Susskind Lecture 7 - Symmetries and Conservation Laws
Lecture 7 is Susskind’s Noether bridge: conservation laws are not isolated miracles. They come from symmetries of the Lagrangian.
What counts as a symmetry
Susskind uses the active viewpoint. A transformation does not merely relabel coordinates; it moves the system to a nearby configuration.
A continuous infinitesimal transformation has the form:
q_i → q_i + ε f_i(q)The transformation is a symmetry if the Lagrangian does not change to first order:
δL = 0That phrase matters: the symmetry is about the Lagrangian’s value for every allowed configuration, not about one lucky trajectory.
The conserved quantity
For a symmetry q_i → q_i + ε f_i(q), the conserved quantity is:
Q = Σ_i p_i f_i(q)where:
p_i = ∂L/∂q_dot_iAlong a path satisfying the Euler-Lagrange equations:
dQ/dt = 0This is the practical core of Noether’s theorem in the book’s language.
Translation symmetry gives momentum
If shifting every particle by the same amount leaves L unchanged, then total momentum is conserved.
Example: if a two-coordinate system has a potential depending only on q_1 - q_2, then shifting both q_1 and q_2 together does not change the potential. The conserved quantity is p_1 + p_2.
This reframes Newton’s third-law momentum conservation as a deeper fact about space: the laws do not care where the entire isolated system is placed.
Rotation symmetry gives angular momentum
If a particle in the x-y plane has a potential depending only on distance from the origin, rotations leave the Lagrangian invariant.
For rotation about the z axis, the conserved angular momentum component is:
L_z = x p_y - y p_xFor a fully rotationally invariant system, all components of angular momentum are conserved.
Double pendulum lesson
The double pendulum illustrates why the Lagrangian method is not just elegant. It gives a mechanical recipe:
- Choose coordinates that specify the configuration.
- Compute total kinetic energy T.
- Compute potential energy V if needed.
- Form L = T - V.
- Apply Euler-Lagrange for each coordinate.
- Look for symmetries to identify conserved quantities.
This avoids explicitly solving for internal rod tensions, which is often painful in Newtonian force language.
Common pitfalls
- Confusing active transformations with passive coordinate relabeling.

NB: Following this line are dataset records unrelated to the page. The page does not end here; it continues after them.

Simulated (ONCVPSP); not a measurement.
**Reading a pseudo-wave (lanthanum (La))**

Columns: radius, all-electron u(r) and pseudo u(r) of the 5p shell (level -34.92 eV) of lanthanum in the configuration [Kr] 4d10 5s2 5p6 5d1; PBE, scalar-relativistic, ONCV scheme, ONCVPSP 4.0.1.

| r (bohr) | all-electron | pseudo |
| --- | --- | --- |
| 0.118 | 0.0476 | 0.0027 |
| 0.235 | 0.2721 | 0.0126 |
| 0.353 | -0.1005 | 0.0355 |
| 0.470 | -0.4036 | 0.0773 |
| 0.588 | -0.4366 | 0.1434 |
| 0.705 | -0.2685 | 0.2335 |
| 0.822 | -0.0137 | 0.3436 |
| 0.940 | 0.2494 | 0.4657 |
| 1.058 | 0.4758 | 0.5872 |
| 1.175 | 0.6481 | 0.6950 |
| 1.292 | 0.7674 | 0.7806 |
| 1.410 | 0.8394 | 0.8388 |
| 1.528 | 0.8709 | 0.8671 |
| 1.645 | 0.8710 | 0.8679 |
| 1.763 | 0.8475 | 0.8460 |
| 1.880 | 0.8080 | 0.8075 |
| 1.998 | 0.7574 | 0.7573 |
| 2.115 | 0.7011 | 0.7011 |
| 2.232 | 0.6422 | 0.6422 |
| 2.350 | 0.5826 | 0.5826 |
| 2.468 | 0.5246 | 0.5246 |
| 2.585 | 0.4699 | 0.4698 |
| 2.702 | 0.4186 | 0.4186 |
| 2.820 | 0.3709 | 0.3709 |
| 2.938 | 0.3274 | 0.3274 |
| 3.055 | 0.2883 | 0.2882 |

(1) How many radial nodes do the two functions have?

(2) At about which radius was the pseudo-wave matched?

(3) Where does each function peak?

- Checking symmetry only at one point instead of checking the Lagrangian generally.
- Assuming every conserved quantity is obvious as ordinary momentum or energy. Some are hidden combinations.
- Forgetting that a cyclic coordinate is a special case of a continuous symmetry.
- Treating angular momentum conservation as automatic. It requires rotational symmetry.